Gahee Ha’s "Flower for Old Woman" discovers losing humanities, apathy and anonymity in the city. Hwayong Jung presents an interactive kinetic object "Voyage", exploring environmental issue in the contemporary city. Dongil Kim and Seojoo Lee’s "Less House" experiment with a new housing type to investigate the relationship between land, housing, infrastructures, urban form with respect to the nature. Jiwon Park offers "1/2 Project", a social venture that aims to help consumers perception of giving to charity, and also proposes a new way of communication with visually handicapped person in "Please Touch". Sue Gyeong Syn offers solace to the present generation living in the sluggish development of mankind caused by the suppressed freedom of dreams in an interactive media project "Immortal Dreams 2". Hangman Zo and Jiyoung Seo of TAAL address the unforeseen future by redesigning nuclear shelters in "Fear40-D.I.Y. Fallout Shelter", "Fear4,000,000-Five Star Fallout Shelter".
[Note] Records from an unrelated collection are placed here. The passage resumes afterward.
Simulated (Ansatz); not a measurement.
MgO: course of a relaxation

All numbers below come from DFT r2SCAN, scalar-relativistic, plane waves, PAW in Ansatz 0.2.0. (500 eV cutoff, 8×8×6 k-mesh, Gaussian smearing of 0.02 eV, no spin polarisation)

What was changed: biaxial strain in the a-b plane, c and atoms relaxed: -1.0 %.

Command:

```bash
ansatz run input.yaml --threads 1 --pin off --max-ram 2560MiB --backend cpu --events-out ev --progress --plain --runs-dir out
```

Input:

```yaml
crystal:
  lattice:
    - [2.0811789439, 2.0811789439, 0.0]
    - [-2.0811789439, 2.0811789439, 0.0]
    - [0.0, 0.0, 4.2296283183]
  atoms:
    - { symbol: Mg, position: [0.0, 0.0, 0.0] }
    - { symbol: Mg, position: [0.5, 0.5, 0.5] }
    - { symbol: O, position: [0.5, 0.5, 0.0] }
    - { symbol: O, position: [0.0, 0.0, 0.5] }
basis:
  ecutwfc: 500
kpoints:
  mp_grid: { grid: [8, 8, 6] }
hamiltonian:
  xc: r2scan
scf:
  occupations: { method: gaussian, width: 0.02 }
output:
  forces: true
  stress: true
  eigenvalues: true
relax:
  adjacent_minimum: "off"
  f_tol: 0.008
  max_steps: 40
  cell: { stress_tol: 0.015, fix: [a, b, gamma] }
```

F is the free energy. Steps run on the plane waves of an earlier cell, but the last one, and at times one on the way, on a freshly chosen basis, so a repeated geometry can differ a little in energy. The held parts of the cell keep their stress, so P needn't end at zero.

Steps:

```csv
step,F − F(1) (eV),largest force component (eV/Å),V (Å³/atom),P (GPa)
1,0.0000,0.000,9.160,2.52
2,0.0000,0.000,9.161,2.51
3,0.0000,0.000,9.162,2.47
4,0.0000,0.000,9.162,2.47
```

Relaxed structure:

The exhibition furthermore features "6+13+21", a collaborative pavilion project experimenting the six crises which is the expressive result of 3 month interdisciplinary discussion of the 13 designers and artists. A creative director Hangman Zo and a project coordinator Dongil Kim explain the meaning of the collaboration project. “The work presented by young design professionals, who are sensitive to their own identity as well as painful social issues, is not only a result of significant research on fundamental inquiries of the human nature with facing matter of crises squarely what we are confronting these days but also worthy achievement of full-time employed designers beyond the boundary between the professions and limitation of time and space through the interdisciplinary collaboration.”
I:M is an independent non-profit organization that promotes advanced interaction in art, architecture, design, technology and other related disciplines in New York City. Founded in 2011, I:M is dedicated to the speculative research and presentation of contemporary design practice, socio-cultural issues, as well as to identify emerging talents in arts and diverse design disciplines.